Advanced Computing in the Age of AI | Thursday, April 25, 2024

Intel at CES: New Inference, 5G Chips 

Intel is showcasing a raft of new AI- and 5G-related products at the Consumer Electronics Show in Las Vegas this week, staging a launch event on the eve of the conference that covered a new version of its Nervana AI processor and a demonstration of the next-generation Xeon 10nm chip, scheduled for shipment later next year.

The Nervana Neural Network Processor for Inference – NNP-I – is, according to Intel, a new class of chip for accelerating AI inference for companies with high workload demands and is expected to go into production this year. Intel said Facebook is a NNP-I development partner. Additionally, Intel said it expects to have a neural network processor for training, code-named “Spring Crest,” available later this year.

“This is a really big deal for us,” said Navin Shenoy, Intel EVP of the Data Center Group, “it expands our position in AI above and beyond what we’ve done with Xeon into a new domain.”

Intel's Navin Shanoy at CES

In addition, Intel disclosed it’s expanding its investment in network infrastructure with a new 10nm-based network system on chip (SoC), code-named “Snow Ridge,” developed for 5G wireless access and edge computing. This network SoC is intended to bring Intel architecture into wireless access base stations and allow more computing functions to be distributed at the edge of the network. Snow Ridge is expected to be available in the second half of this year. 

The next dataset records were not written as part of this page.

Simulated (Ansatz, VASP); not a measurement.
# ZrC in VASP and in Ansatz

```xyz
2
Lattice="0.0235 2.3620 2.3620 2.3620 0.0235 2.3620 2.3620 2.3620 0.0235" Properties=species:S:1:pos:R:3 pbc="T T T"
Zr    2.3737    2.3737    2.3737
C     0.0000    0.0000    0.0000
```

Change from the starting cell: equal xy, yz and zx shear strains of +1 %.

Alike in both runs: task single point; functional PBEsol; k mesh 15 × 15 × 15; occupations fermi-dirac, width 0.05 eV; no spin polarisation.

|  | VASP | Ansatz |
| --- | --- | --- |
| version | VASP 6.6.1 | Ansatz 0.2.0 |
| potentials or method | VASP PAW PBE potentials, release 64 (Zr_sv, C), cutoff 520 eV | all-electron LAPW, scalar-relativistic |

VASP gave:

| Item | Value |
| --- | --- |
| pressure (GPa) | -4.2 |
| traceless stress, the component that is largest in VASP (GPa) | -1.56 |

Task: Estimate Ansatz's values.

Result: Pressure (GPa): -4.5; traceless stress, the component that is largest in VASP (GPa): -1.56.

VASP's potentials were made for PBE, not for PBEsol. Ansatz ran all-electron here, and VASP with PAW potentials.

“This is going to bring Intel architecture into a new place where it's never been before, the wireless base station market,” Shenoy said. “Historically, base stations are cell phone towers, they've been fixed-function, proprietary hardware and software… We're taking all the technology we've developed for the server market, we're shrinking it down, we're re-purposing it and fitting it into a very small form factor, ruggedizing it, so it can sit eventually onto cell phone towers, thereby moving servers, essentially, closer to the user.”

Related to this, in autonomous driving, Mobileye – Intel’s Israeli developing vision-based driver-assistance systems – announced an agreement with U.K. mapping agency Ordnance Survey for location data to “improve operations between businesses and cities and bring us closer to the realization of smart cities and safer roads,” according to Intel. Ordnance Survey’s geospatial engineers will be paired with Mobileye’s mapping capabilities to offer location information services the energy, infrastructure and other sectors in Britain.

Intel also announced it has started revenue shipping of its next-generation Intel Xeon Scalable processors, code-named “Cascade Lake,” which adds support for Intel Optane DC persistent memory and Intel DL Boost, designed to accelerate AI deep learning inference. Cascade Lake is expected to be broadly available in the first half of this year.